Leading British economist Nick Stern has called on countries to increase the ambition of their national climate action plans, both before and after the UN climate change meeting in Paris in December, for the world to avoid the worst impacts of climate change.
Lord Stern and two other leading economists assessed the national climate plans so far submitted to the UN along with commitments published by governments but not yet formally submitted ahead of the Paris meeting.
He came to the conclusion that commitments already made by world governments to cut carbon emissions are not enough to keep the global average temperature rise below the internationally agreed maximum 2 degrees Celsius global average temperature rise.
Writing in a paper published by the Grantham Research Institute on Climate Change and the Environment and the ESRC Centre for Climate Change Economics and Policy at the London School of Economics and Political Science, the British economist says:
“The ambitions and plans agreed at the Paris summit in December 2015 should be regarded as a critical initial step. It is also important that countries make pledges that are credible. However, the magnitude of the gap between current intentions and the international target of limiting global warming to no more than 2 centigrade degrees clearly shows that an international agreement in Paris will have to include dynamic mechanisms for the assessment of progress and the raising of ambitions.”
At the same time, Nicholas Stern and his colleagues remain optimistic that an effective agreement can be reached in Paris given that there is strong action coming through in many parts of the world, for example the rising use of renewable energy and efforts to cut greenhouse gas emissions in countries from Latin America to Asia.
Commenting on the findings, Nick Nuttall, Spokesperson for the UN Framework Convention on Climate Change (UNFCCC), said:
"This new study confirms what the UNFCCC and its Executive Secretary have been saying for some time. Namely that the first 30 plus climate action plans--known as Intended Nationally Determined Contributions (INDCs)--along with the many more set to come are a promising next step towards solving climate change over the 21st century—but certainly not the final one".
"That is why the Paris agreement and the decisions surrounding it need to represent a long term development plan, rooted in science based targets, if limiting a global temperature rise under 2 degrees C is to be met," he said.
Developed countries are expected to lead the global drive to raise ambition to cut emissions but developing countries are also an essential part of the response and are keen to build their own clean energy futures and to protect their economies and societies from existing climate change.

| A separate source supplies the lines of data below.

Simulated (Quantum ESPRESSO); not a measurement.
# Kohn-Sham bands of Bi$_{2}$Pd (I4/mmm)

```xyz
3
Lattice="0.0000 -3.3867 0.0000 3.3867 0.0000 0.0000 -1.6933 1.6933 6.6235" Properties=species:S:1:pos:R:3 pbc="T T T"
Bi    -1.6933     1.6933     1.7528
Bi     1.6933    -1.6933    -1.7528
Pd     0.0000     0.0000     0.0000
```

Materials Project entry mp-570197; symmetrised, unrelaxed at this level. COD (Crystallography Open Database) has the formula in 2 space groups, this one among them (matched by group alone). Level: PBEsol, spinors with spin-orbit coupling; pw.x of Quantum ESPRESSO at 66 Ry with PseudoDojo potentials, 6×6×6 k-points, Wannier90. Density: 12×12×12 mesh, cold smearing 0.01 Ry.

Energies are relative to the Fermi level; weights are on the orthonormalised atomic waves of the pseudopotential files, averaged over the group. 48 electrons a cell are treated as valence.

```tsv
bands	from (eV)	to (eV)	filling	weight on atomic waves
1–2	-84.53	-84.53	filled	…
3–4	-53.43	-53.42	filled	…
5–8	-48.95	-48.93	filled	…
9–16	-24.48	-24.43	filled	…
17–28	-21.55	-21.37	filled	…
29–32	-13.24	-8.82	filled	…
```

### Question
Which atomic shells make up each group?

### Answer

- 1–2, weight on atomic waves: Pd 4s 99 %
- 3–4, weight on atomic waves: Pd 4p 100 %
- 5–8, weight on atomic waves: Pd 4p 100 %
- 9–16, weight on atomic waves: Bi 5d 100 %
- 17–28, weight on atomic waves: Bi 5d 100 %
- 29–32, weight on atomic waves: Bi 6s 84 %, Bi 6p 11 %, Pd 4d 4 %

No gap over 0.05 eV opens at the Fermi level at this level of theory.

"December’s UN climate convention conference must be a decisive departure from the past, putting in place the pathways, policies and crucially the finance that supports the growth and the climate ambitions of developing countries,” said Mr Nuttall.
“Pathways and policies alongside support for developing countries that will lead to a progressive ramping up of ambition that will peak global emissions in ten years’ time, trigger a deep de-carbonization of the global economy by the second half of the century and a sustainable future for every man, woman and child, " he said.